This study contributes to the theory of amplitude vacillation for finite amplitude baroclinic waves in a two-layer, quasi-geostrophic, zonal flow as worked out by Pedlosky. In a recent paper the author has shown that Pedlosky omitted a certain side-wall boundary condition on the mean zonal flow. The neglect of this boundary condition results in an unspecified energy source at the side-wall boundaries and the physical problem is incorrectly posed.
In this paper, Pedlosky's analysis is repeated but with the side-wall boundary condition included. It is shown that the side-wall energy source is negligible only when the zonal wavenumber of the disturbance is large compared with the meridional wavenumber, and not otherwise. Moreover, the energy conversions to and from mean zonal kinetic energy corresponding to Pedlosky's calculations and those given here have essential differences, although for fixed meridional wavenumber, these differences become less pronounced as the zonal wavenumber increases.

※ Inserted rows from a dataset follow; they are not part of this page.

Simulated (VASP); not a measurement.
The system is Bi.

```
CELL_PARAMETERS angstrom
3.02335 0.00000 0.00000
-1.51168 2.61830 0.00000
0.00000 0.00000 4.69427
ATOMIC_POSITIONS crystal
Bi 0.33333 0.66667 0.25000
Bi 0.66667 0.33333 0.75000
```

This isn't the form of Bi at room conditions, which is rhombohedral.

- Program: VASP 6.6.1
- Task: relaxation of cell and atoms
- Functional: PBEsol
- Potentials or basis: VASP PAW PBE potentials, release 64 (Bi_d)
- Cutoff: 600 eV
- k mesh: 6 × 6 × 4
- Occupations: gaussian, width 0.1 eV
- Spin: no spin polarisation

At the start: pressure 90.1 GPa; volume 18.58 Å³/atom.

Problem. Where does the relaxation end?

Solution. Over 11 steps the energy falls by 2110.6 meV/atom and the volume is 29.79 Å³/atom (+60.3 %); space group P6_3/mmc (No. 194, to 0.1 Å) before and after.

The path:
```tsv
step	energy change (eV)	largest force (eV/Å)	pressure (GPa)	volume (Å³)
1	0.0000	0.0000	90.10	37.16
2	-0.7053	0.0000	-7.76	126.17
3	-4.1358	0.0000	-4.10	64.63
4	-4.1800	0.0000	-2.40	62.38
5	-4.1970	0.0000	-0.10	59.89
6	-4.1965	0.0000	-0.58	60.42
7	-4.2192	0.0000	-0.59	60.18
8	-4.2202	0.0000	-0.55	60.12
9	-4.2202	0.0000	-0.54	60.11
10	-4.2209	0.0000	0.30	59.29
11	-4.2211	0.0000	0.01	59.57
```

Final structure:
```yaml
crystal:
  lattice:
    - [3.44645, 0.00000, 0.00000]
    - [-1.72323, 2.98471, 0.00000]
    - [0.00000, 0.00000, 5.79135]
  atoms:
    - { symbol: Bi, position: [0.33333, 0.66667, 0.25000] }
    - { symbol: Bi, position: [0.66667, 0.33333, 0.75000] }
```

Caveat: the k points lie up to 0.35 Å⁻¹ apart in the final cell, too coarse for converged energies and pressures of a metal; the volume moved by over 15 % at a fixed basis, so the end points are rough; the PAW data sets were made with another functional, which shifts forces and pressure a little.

It is also shown that, when the side-wall condition is included, the mean flow distortion associated with the wave is different in structure to that which occurs when the condition is omitted. However, as the total disturbance wavenumber a increases, the influence of the side wall on the mean flow structure is confined to a boundary layer of width comparable with the internal deformation radius 2½a−1.
Even when the deformation radius is comparable with the channel width, the conclusions of Pedlosky (1972) concerning the existence of stable periodic solutions are correct, providing viscous effects are vanishingly small, and the criteria for stability of the steady solutions obtained herein are not significantly different from those given by Pedlosky. In this viscous regime, we have also studied the evolution to limit-cycle solutions.
Evolution in the case where viscous effects are small on the time scale for the initial growth of an incipient wave, but not vanishingly small, will be discussed in a subsequent paper.